Equity markets were mixed last week with small caps, oil, growth stocks, and the U.S. dollar posting gains while interest rates moved sideways.  Robust earnings reports, sound economic reports (jobs, wages, inflation), and relative calm on the geopolitical front put a slightly more constructive hue on the market consolidation in place since late January.

Market Anecdotes

  • Markets initially viewed last week’s FOMC meeting as relatively dovish (U.S. dollar down, stocks up, yield curve steepened).  Inflation has crept up to the Fed target, but they seem comfortable letting it run above 2% for a while. PCE jumped from 1.6% to 1.9% last month.
  • With a positive trajectory on inflation data and one 2018 hike in the books, futures markets are pricing June, September, December rate hike probabilities at 100%, 70%, and 38% respectively.
  • Uncertainty surrounding U.S. – Sino trade talks weighed on markets last week, taking the S&P 500 below its 200day moving average, but ultimately bounced off that technical support level.
  • The economic expansion entered its 107th month this week which ties it with the 1960s expansion for second longest expansion on record – we are now only 15 months short of the longest expansion in history (March 1991 through March 2001).
  • The U3 3.9% unemployment rate in April was the first time since April 2000 we’ve seen sub-4% and the U6 rate of 7.8% is at its lowest level since 2001.  U3 rate has only been lower than 3.9% one month since the 1960’s.
  • Thus far, Q1 revenue and earnings beat rates are 72.3% and 69.7% respectively – both strong results.  Earnings guidance has been positively skewed. With 80% of S&P 500 companies reporting, blended earnings are on pace for 24.3% growth – the highest rate since 2011.
  • Corporations have announced $1.7t in global M&A deals so far this year, on pace for a new record level of consolidation activity.
  • After outpacing U.S. growth for two consecutive years, the Eurozone generated an underwhelming Q1 annualized rate of 1.7%.  Of note is that while the European economy may be cooling but their equity markets have been outperforming over the past 4-5 weeks.

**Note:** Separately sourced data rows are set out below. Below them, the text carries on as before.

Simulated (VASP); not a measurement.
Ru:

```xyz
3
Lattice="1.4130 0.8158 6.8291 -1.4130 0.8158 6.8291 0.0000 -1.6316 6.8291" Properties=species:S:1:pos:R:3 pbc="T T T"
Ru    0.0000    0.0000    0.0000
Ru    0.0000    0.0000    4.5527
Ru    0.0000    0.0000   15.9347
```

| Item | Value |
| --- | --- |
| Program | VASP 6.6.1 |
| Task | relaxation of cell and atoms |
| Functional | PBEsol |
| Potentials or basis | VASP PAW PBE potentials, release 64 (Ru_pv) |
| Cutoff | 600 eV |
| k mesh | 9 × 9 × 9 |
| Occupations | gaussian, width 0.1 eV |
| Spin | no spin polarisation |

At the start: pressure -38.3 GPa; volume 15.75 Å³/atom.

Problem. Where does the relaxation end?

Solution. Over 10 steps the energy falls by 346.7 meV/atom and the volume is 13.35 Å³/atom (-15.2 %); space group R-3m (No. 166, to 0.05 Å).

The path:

  • After a weak 2017, the U.S. dollar has put on a nice rally since mid-April.  Last week, the USD broke through its 200-day moving average for the first time in nearly a year.
  • Nomura noted several statistics showing marginal improvements across Japanese corporate governance landscape.
    • The ratio of cross-shareholdings to the total market cap of all listed Japanese companies fell from 20% in the 2000s to a record low of 15% in FY2017.
    • The percentage of listed companies with over ⅓ independent directors has gone from 6% to 27% over the past three years.
    • Labor force participation of women and older workers has improved notably since 2012 and the number of foreign workers has doubled over the same period.
  • Economic Release Highlights
    • Inflation acceleration remains solid.  March PCE of 2% has finally reached the Fed’s target and core PCE jumped from 1.6% to 1.9% – largely due to an extremely weak March 2017 print rolling off.  Of note is that the 3m/3m core PCE has moved to 2.5%.
    • The April jobs report confirmed the job market is as strong as its been in over 40 years.  164,000 jobs created missed expectations but still took the unemployment rate down to 3.9%.
    • Wages are slowly ticking higher but still relatively benign.  Last week revealed 4.45% YoY wages and salary growth, near the strongest levels of the expansion but wage growth in the BLS jobs report registered a modest 2.6% level.
    • Real consumer spending (3m/3m) through March of 1.06% remains stubbornly low.
    • ISM Manufacturing (57.3) reflected continued strength across the manufacturing sector but pointed to potential capacity stress.  ISM Services (56.8) missed expectations.